The music we listen to during our workday can set the tone for the day or to change that tone. But did you know that certain types of music uniquely help your brain? We’re breaking down a few options so that you can add them to your workday playlist.

Binaural Beats

Binaural Beats is a very cool experience, and to get that whole experience, definitely grab headphones or earbuds. 

Without getting too scientific here, anytime something moves, that thing creates energy. Energy can be measured in many ways depending on how it manifests itself. For example, music (sound moving) is measured in hertz. Depending on the amount of hertz a tone creates determines the number of waves that tone makes. Well, it turns out our brains also make waves when it’s working (and it’s always working!). That’s why we say we’re on the same brainwave when our friends have the same idea.

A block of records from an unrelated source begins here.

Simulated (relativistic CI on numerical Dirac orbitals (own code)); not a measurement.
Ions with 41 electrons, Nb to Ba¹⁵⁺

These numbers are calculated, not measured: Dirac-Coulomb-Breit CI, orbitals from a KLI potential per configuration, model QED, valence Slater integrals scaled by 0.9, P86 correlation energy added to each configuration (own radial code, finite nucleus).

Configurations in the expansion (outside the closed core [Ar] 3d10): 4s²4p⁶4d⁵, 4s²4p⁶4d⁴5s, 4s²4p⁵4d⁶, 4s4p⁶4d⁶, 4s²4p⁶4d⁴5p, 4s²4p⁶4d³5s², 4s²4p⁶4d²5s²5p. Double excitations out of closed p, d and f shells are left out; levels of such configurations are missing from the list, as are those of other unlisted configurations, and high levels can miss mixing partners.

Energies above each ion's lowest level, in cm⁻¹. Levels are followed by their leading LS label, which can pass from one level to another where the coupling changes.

The kind of waves that music creates tap into different regions of our brains and stimulate them. Many people describe these waves’ effects as a “brain tickle,” I prefer the saying, “this makes my brain purr.” Either way, the effect is noticeable almost immediately!

Binaural beats are when one frequency is played in one ear and another is played in the other. What this does is force our brain to find the common denominator between these two frequencies, which is actually what our brains hear. That might sound (ha!) confusing, but I promise it’s incredibly simple, and your noggin’ is going to do that math for you automatically. 

Once your brain has found the common frequency, it kicks your brain into a certain pattern of brain waves. There are five brain waves, each with its unique benefits:

Delta Waves (1-4Hz): The lowest frequency wave is great for promoting deep sleep, can relieve pain and help our body heal, has anti-aging effects in that it lowers cortisol (your stress hormone), and is often used in meditation because it’s been found to help us access our unconscious mind!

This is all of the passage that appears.